A steady flow of new music was coming from the UK and the New York punk scene was on its last leg. The Ramones were still brilliant. Blondie had polished up and were already a hit in the pop charts. There seemed to be nothing new and creative for at least two weeks. In those days, that was a long time.
Going to my usual spot on the Record Stop wall to see what new singles were available. Nipo points out one that he considered to be the weirdest thing he had heard. Coming from Nipo, that meant something.
The cover was guys who looked sort of robotic wearing gym shorts. Above it said De-Evolution – Jocko Homo / Mongoloid. What? Ok. Of course this had to be listened to.
The band was Devo. They were from Akron Ohio. The concept was de-evolution. the human race was devolving, or getting stupider and we would some day get to the point of no return. (like that would ever happen….um…wait)
The song was very strange. It sounded like it was recorded in a basement and had an odd synthesizer sound and the vocals were foreign to me. Like nothing I had ever heard before. Of course I loved it. No surprise there.

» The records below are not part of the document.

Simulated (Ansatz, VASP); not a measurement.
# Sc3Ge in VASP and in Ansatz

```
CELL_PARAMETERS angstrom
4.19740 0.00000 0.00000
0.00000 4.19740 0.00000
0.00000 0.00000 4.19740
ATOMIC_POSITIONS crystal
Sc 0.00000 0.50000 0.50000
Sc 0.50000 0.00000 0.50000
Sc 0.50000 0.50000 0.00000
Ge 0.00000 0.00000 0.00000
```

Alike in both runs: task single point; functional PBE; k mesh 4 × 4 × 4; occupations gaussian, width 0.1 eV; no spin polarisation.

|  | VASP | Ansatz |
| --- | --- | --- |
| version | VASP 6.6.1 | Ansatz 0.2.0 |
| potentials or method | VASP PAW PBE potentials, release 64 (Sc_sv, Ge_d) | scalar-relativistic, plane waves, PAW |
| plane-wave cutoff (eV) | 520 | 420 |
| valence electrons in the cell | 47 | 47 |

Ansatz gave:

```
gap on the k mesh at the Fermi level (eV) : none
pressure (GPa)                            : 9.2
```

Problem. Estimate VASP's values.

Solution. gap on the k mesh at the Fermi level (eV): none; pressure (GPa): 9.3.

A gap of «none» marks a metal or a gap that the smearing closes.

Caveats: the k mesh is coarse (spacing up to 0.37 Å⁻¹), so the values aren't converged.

Devo quickly became an interesting band I wanted to know more about. They were more than just a rock band, or a punk band. Devo was a concept. Not a concept like prog-rock(ugh). More like Einstein meets David Bowie meets Brian Eno.
And of course, good old Brian Eno jumps on the bandwagon and produces the first album.
By the time Devo’s first album came out, they were already a sensation, among the knowing. Like many punk acts before, a highly anticipated debut. Also, like many punk bands before, they delivered much more than expected.
“Are We not Men, We Are Devo” is a full on assault of high-powered punk rock but with all the elements of a B-Movie and a physics lab that just blew up. If that doesn’t make any sense, it describes Devo to a tee, I think.
Devo hit Saturday Night Live and literally became an overnight sensation. I remember seeing them at the Bottom Line and the line to get in was around the block. It was a happening. It was exciting. it was the beginning of De-evolution. The 80’s were coming and Devo was the band to watch.
I loved the first album from the opening chords of “Uncontrollable Urge”, which sounded a bit like I Wanna Hold Your Hand, to the loungy jazz of “Shrivel up”. This album is amazing. It’s clever, funny and just the right amount of sexual double entendre to make it fun.
I am proud to say I got a hold of an actual Devo suit (yellow jumpsuit) which I wore at Record World once and even to a Halloween party. needless to say, people were confused. Good times.
Devo followed up with more brilliant albums. “Duty Now For the Future” further explores the de-evolution theme and is probably my favorite Devo album. “Freedom Of Choice” exalted them into stardom with the hit “Whip It” which was celebrated more as a novelty song than art. Oh well.
Still all three albums were brilliant.
Devo still tours today and I am proud to say I have seen them recently. They are still great. They recently put out a great album, “Something For Everybody” which proves their talent was well beyond the novelty they were pegged as back in the day.